Jeremy Ben-Ami, the organization’s longtime president, said in a lengthy post on Monday that the organization is now advocating for phasing out direct financial support for arms sales to Israel when the current $38 billion 10-year memorandum of understanding between the two countries expires in 2028. He called it “a fundamental reassessment of the U.S.-Israel security relationship,” citing “the war in Gaza, rising extremist Jewish terror in the West Bank and the US-Israel war with Iran.”
Also stressing that “the US-Israel security relationship remains a central pillar of American policy in the Middle East,” Ben-Ami added that joint research and technological investment “should continue” and that the U.S. should continue to sell short-range air and ballistic missile defense capabilities to Israel. However, “all future Research and Development agreements with Israel must include genuine cost-sharing and aim to produce defense items that both countries plan to field.”
Ben-Ami’s post includes this statement, in boldface: “The goal of this reassessment is to advance the broader American interest of a more stable and prosperous Middle East that includes both Israelis and Palestinians living in security and freedom.”
U.S. funding for Israel’s Iron Dome first started under the Obama administration in 2011. J Street’s acceptance of the position for candidates appears aimed at navigating divisions among congressional Democrats as Democratic Party voter views swing against Israel and influential progressive figures in the congressional delegation, most conspicuously Rep. Alexandria Ocasio-Cortez of New York, who previously backed missile-defense funding, and Rep. Ro Khanna of California, join calls to end all military aid to Israel.
Other members and candidates in the party still back Iron Dome funding from the U.S. seek to condition offensive weapons sales on Israel’s compliance with human rights and international law.
Brad Lander, a Jewish challenger to Rep. Dan Goldman, said last week he would oppose any additional U.S. aid to Israel, arguing the country is in violation of human rights and international law.

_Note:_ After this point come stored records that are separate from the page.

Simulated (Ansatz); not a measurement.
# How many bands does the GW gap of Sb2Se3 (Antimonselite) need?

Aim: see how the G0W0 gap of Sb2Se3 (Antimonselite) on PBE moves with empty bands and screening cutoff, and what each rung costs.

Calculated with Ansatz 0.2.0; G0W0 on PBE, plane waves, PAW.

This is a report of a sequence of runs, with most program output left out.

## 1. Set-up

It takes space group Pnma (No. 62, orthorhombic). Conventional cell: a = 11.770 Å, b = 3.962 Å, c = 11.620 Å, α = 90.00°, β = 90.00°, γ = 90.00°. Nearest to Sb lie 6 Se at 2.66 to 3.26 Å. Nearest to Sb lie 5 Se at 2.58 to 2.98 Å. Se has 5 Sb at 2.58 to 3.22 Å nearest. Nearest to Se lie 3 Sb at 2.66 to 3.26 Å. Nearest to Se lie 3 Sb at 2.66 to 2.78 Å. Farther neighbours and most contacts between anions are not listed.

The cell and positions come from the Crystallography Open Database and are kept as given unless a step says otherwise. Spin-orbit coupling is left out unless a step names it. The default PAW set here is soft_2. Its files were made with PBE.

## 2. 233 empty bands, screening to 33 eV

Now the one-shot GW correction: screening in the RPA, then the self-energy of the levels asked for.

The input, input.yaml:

Last week, Brad Lander, a Jewish Democrat running for Congress who has described himself as a liberal Zionist, on Friday joined the calls for an end to U.S. aid to Israel, while adding that “Israel should have access to purchase it with their own funds.” Lander, who has been “primary approved” to challenge Rep. Dan Goldman of New York — who is the official J Street pick in the race — told the Forward he did not coordinate his announcement with the group’s, which came after his.
Democrats are already taking legislative action. The Senate is expected to vote on Wednesday on two measures — filed by Sen. Bernie Sanders, the Jewish Vermont Independent and longtime critic of U.S. aid to Israel — to restrict at least $660 million in weapons sales to Israel. A record 27 Senate Democrats — a majority of the caucus — supported a similar pair of resolutions to block weapons transfers. J Streets urged members to vote in favor. In the House, the Block the Bombs Act, which would restrict certain offensive arms sales to Israel, currently has 60 sponsors.
J Street’s red line
Ben-Ami maintained that J Street’s updated stance to end grants, known as the Foreign Military Financing (FMF) program, aligns with calls by Israeli Prime Minister Benjamin Netanyahu and Sen. Lindsey Graham, a Republican from South Carolina, to gradually “taper off” U.S. military aid to Israel over the next decade until it reaches zero. “This reform would normalize the relationship and place Israel in the same category as other capable allies that purchase U.S. defense equipment without subsidy,” Ben-Ami said.
Ilan Goldenberg, J Street’s senior vice president and chief policy officer and previously an aide to former Presidents Barack Obama and Joe Biden, said the organization will still support the sale of Iron Dome components and other missile defense systems as long as it’s consistent with U.S. law and aligns with U.S. policy objectives and interests.
The strategy reflects a broader shift in politics, where Israel policy and Palestinian rights have become a litmus test for progressive candidates. Recent polls showed the tensions within the Democratic Party, which loomed large in the 2024 presidential election in the wake of the Gaza war — and now opposition to the war in Iran — are likely to shape the midterm elections.
J Street PAC is backing 133 House and Senate incumbents as well as Democratic challengers running against Republican incumbents. The group has also approved several candidates competing in open Democratic primaries, allowing its donor network to support their campaigns
Speaking with the Forward during J Street’s annual conference in Washington, D.C. last month, Ben-Ami outlined the organization’s red lines for endorsements. “If you’re in favor of a complete arms embargo against Israel, and you don’t recognize that Israel should be the national homeland of the Jewish people, you won’t come anywhere near our list,” Ben-Ami said.
A recent poll commissioned by the organization found that 70% of American Jews support placing some conditions on military assistance, including 26% who favor halting aid altogether.
The departure from the long-standing bipartisan consensus backing unconditional military support for Israel has drawn criticism from some Israel supporters.
Joel Rubin, a national security expert and a former Obama administration official who was the founding political and government affairs director at J Street in 2008, called it a “major shift” that “undermines” pro-Israel organizational support for the U.S.-Israel security assistance relationship and also “puts more pressure” on Democrats to oppose aid to Israel. “J Street is playing with fire regarding the US.-Israel relationship,” he said. “It’s much easier to tear down a relationship than it is to build one up.”